Tuesday, 2 September, 15:15 – 16:45
Room: B007 Anfiteatro
Chair: Ingrid Gogolin, Discussant: Felice Levine
The problem of dealing with diversity has been present in educational practice since the very first establishment of general education systems, i.e., systems that address ‘every child.’ The phenomena which constitute ‘diversity’ and are thus relevant for the design of educational systems change over time. A historical solution to deal with diversity was the creation of homogeneity. Examples for this are the establishment of school classes according to age group or of schools which allegedly align with children’s talent or capability. A relevant question for education research is: Are the historical solutions that were established to deal with diversity in education settings still relevant and adequate for present-day school systems?
Today, a major cause of diversity in educational settings is related to international mobility or migration. Many areas of the world face immigration; consequently, their school systems have to deal with growing numbers of pupils who are multilingual and live in families which may maintain cultural traditions from their heritage countries. Linguistic and cultural diversity is a particular feature of schools in urban areas, which are the main attraction for migrants all over the world.
Not only does educational practice have to deal with this development, but so too does education research. In many areas of the world, burning questions for education research include: how can educational systems avoid the systematic disadvantage of pupils in linguistically and culturally diverse settings? And how can the different resources and assets of children be treated in a non-discriminating way?
The proposed symposium will focus on these questions: Which research approaches have been developed in different areas of the world in order to deal with linguistic and cultural diversity in educational settings? What are adequate methodologies for capturing the relevant factors that influence education in linguistically and culturally diverse settings? Is it possible to transfer research methodologies and results about diversity in educational settings from one educational system to the other?
WERA has a strong commitment to the support and advancement of education research around the globe, and to the development of strong international research agendas and programs that will enable personal enrichment and global enhancement of education— including capacity building and the support of excellent emerging scholars.
This symposium will center on the experience of successful research projects which contributed to better understanding of diversity in educational settings. We suggest the invitation of representatives from the following research areas:
1 Representative(s) of an international large-scale research project which cover the aspect of diversity in educational settings (such as PIRLS, PISA, TIMSS)

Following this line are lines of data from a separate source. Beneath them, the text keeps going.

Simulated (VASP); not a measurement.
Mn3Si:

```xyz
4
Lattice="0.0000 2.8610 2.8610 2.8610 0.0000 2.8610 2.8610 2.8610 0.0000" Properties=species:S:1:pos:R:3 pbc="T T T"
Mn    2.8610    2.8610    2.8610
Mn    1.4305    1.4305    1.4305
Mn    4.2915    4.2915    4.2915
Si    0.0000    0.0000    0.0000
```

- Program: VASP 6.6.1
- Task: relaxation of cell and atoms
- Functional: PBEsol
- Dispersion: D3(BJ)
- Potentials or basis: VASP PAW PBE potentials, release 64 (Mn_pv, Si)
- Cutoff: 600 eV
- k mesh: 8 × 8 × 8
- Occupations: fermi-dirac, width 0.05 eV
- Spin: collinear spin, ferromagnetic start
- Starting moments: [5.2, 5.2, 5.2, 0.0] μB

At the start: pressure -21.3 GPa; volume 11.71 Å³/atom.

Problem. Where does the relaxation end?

2 Representative(s) of research project(s) which aimed at developing and evaluating intervention strategies for education in diverse settings.
The invited speakers should represent different areas of the world. For (1), one or two colleagues should be invited who can speak to countries or regions that diverge in their success in dealing with diversity, For (2), one or two colleagues should be invited who can report on successful intervention strategies and the evidence which supports ‘success.’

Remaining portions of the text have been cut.